GATES CALLS FOR ROBOTS TO BE TAXED
GATES CALLS FOR ROBOTS TO BE TAXED by Dr Joseph P Farrell for Giza Death Star
You can chalk this one up in the “win” column for former Assistant Secretary of Housing and Urban Development Catherine Austin Fitts. Some months ago, during one of our quarterly wrap-up recording sessions, Ms. Fitts declared that in her opinion, the realagenda behind the whole “trans-gendered” bathroom broohaha had nothing to do about which restroom one felt like using on a particular day. It was really about creating a cover behind which Mr. Globaloney was planning to sneak in the idea that robots should be taxed. After all, robots don’t have any identifiable sex (unless of course it’s a “sex robot”, but that’s another story), nor do they reproduce in any form or fashion. It was all about generating yet another revenue-money-harvesting stream for Mr. Globaloney.
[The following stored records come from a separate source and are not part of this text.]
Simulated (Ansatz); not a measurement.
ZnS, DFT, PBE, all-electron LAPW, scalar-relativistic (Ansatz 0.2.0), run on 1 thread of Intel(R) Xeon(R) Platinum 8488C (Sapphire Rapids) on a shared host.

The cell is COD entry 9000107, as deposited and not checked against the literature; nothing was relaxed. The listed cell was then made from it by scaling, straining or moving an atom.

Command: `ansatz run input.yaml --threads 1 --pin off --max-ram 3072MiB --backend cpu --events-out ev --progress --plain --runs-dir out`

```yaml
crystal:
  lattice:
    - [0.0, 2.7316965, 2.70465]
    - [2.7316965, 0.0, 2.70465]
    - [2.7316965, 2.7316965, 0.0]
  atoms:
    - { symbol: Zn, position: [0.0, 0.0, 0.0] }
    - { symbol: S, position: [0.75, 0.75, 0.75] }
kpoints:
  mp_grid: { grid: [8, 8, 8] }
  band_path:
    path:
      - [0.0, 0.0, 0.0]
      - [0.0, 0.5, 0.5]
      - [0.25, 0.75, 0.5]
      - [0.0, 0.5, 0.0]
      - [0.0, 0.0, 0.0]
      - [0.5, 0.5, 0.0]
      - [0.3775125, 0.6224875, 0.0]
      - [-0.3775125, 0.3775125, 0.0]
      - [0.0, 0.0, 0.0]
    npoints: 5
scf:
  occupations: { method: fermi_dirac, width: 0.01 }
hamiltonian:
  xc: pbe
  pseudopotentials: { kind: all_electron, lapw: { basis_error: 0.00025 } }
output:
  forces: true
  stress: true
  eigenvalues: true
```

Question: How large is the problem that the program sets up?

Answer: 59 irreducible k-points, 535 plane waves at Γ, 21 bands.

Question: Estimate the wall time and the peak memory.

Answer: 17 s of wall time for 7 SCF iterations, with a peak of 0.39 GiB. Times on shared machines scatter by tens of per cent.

Well, Mr. Billionaire Busybody himself, Bill Gates, according to a recent article in The Financial Times, “Bill Gates Calls for Income Tax on Robots” has called for precisely that. The tax, according to Gates, could be used both to slow the entry of automation into manufacturing and service sectors of the economy, but also to create a financial safety net for workers who lose their jobs to robots(thanks to “B” for bringing this to our attention):
Robots have at least one unfair advantage over human workers: they do not pay income tax. Bill Gates, co-founder of Microsoft and the world’s richest man, thinks that should change. It is an idea that until now has been associated more with European socialists than tech industry leaders, and puts him in the unusual position of explicitly arguing for taxes to slow the adoption of new technology. Mr Gates made his fortune from the spread of PCs, which helped to erase whole categories of workers, from typists to travel agents. But, speaking in an interview with Quartz, he argued that it may be time to deliberately slow the advance of the next job-killing technologies. “It is really bad if people overall have more fear about what innovation is going to do than they have enthusiasm,” he said. “That means they won’t shape it for the positive things it can do. And, you know, taxation is certainly a better way to handle it than just banning some elements of it.”